Spaulding v. State Farm Mut. Ins. Co., 19771
Decision Date | 11 February 1974 |
Docket Number | No. 19771,19771 |
Citation | 202 S.E.2d 653,262 S.C. 95 |
Court | South Carolina Supreme Court |
Parties | Inez Weeks SPAULDING, Appellant, v. STATE FARM MUTUAL INSURANCE COMPANY, Respondent. |
Padgett, Altman & Fuller, North Charleston, for appellant.
Grimball & Cabaniss, Charleston, for respondent.
This controversy began with a three-car collision, in which an unidentified automobile collided with an automobile operated by one Goude, causing the Goude automobile to collide with plaintiff's vehicle. Plaintiff's tort action against Goude and 'John Doe,' as operator of the unknown vehicle, resulted in a verdict in plaintiff's favor against 'John Doe' alone for $7,500.00, thus exonerating Goude. Plaintiff then brought this action to recover the amount of the judgment against hre automobile liability insurer on the uninsured motorist endorsement of her policy. She was denied recovery on the sole ground that the facts stated do not meet the 'physical contact' requirement of Section 46--750.34, 1962 Code of Laws (Supp.1971). The primary issue on this appeal by plaintiff is whether the court erred in construing the statute as requiring direct physical contact between the unknown vehicle and the vehicle occupied by plaintiff.
Section 46--750.34, supra, imposes three conditions on uninsured motorist coverage when the owner or operator of the vehicle causing injury of damage to the insured is unknown. The requirement in issue is stated in the second condition, as follows, 'The injury or damage was caused by physical contact with the unknown vehicle.' We applied this condition to deny recovery under the endorsement in Coker v. Nationwide Ins. Co., 251 S.C. 175, 161 S.E.2d 175 (1968), and Wynn v. Doe, 255 S.C. 509, 180 S.E.2d 95 (1971). In neither of these cases was there physical contact between the unidentified vehicle and any person or thing involved in the accident. The distinction between those cases and this one, where there was such physical contact, is manifest. The question now to be answered was expressly reserved in Coker. 251 S.C. at 182, 161 S.E.2d 175.

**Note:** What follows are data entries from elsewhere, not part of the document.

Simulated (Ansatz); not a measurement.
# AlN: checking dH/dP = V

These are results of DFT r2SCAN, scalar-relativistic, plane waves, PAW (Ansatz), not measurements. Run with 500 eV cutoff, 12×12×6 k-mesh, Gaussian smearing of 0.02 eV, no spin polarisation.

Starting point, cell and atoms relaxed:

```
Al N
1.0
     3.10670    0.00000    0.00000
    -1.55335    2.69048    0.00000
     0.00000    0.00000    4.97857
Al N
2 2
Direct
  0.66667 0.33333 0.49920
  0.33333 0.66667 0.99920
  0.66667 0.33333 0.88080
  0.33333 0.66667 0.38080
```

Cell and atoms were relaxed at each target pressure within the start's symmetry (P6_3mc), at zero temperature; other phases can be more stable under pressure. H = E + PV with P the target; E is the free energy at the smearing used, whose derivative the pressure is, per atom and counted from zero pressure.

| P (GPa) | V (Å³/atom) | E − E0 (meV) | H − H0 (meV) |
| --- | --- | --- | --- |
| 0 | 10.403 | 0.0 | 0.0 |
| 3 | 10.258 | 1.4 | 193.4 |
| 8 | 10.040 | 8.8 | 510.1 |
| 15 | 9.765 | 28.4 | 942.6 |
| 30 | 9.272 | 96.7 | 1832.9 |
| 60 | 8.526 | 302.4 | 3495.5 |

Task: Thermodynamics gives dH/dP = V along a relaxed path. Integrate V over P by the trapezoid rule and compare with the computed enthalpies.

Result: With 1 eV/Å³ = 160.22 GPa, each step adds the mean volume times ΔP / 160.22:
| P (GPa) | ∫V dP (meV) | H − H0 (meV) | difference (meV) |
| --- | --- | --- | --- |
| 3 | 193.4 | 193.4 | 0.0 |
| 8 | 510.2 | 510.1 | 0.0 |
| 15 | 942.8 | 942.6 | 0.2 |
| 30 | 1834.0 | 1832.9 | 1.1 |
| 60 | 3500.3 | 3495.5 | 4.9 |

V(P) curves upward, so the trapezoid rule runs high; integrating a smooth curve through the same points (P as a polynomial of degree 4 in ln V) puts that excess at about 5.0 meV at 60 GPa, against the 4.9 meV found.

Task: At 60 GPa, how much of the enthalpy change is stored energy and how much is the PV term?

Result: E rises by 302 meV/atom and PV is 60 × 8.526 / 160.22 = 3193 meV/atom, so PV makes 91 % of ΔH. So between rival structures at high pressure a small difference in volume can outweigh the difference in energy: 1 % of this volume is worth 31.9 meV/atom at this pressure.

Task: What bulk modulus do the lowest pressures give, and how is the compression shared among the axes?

The statute does require causal physical contact with the unknown vehicle, on the absence of which our decisions in Coker and Wynn rested. It does not require direct physical contact by the hit-and-run automobile with plaintiff or with the insured automobile. Here, it has been established by the verdict of the jury in the tort case, and is conceded by the parties, that the tortious...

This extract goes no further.